During the winter months, my weekly conversation with my Dad usually involves the weather. He tells me how it is eighty degrees outside in the San Fernando Valley while the wind chill touches zero here in New York. Then I counter in a semi-joking manner that goes something like this: "Well Dad, you live in a desert, of course it's warm, but at least we get rain here."

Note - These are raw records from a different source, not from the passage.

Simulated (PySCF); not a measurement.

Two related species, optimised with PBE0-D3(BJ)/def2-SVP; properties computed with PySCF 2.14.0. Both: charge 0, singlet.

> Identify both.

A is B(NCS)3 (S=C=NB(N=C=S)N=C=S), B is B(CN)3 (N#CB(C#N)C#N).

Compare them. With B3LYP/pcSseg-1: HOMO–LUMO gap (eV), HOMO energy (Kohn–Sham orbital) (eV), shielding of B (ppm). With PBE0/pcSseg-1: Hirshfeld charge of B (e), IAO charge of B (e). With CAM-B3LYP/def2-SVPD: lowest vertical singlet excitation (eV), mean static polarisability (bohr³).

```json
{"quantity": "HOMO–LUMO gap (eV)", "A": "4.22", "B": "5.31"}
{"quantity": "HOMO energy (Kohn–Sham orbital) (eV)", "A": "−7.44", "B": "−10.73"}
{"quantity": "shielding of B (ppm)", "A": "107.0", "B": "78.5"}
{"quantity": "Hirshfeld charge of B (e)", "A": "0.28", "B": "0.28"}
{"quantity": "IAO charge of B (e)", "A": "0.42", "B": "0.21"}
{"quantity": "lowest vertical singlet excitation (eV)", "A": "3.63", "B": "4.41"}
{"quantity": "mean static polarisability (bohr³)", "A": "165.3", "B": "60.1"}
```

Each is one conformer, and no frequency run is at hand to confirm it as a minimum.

While it is funny over the phone, the future implications of that warm, dry weather are extremely dangerous for a part of the country that keeps growing in population yet is seeing its average precipitation amounts falling. Scientists continue to study the problem, but the more they pore over the data, the worse the outlook becomes.
From The NY Times:
On top of all that disheartening news concerning climate predictions, the article forgets to take population growth into account. Cities throughout the west are growing at exponential rates and they simply cannot take consume more for what the area allows. Here on the east coast, twenty million people in the NYC area have no problem getting water from the watershed upstate. We consume a lot, but there is more than enough supply. We even waste millions of gallons a year from faulty pipes and it is still ok (though that really should be fixed). Out in the west, every drop counts, and there are simply too many people for a decreasing amount of water.
The work builds on an earlier study by the researchers that looked at whether Lake Mead, the huge reservoir behind Hoover Dam, would eventually go dry. For the current study, they tweaked their model of river inflows and outflows and looked at the delivery shortfalls that would be needed to keep Lake Mead at the lowest functioning level. The modifications in the model “didn’t really change any of our answers,” Dr. Barnett said. “It just made the study a lot stronger.”
The study found that, with a 20 percent reduction in runoff, by 2050 nearly 9 of every 10 scheduled deliveries would be missed. But the problem may be even worse, because the allotments were determined in the 20th century, when, according to tree-ring data, the region was wetter than normal. So if drier conditions persist, delivery shortfalls will be even greater.Water deliveries would have to be reduced, something that is achievable through conservation, water reuse and other measures. “We are hopeful that this would serve to get people to sit down now and see what options look realistic,” Dr. Barnett said, “before you have a crisis on your hands.”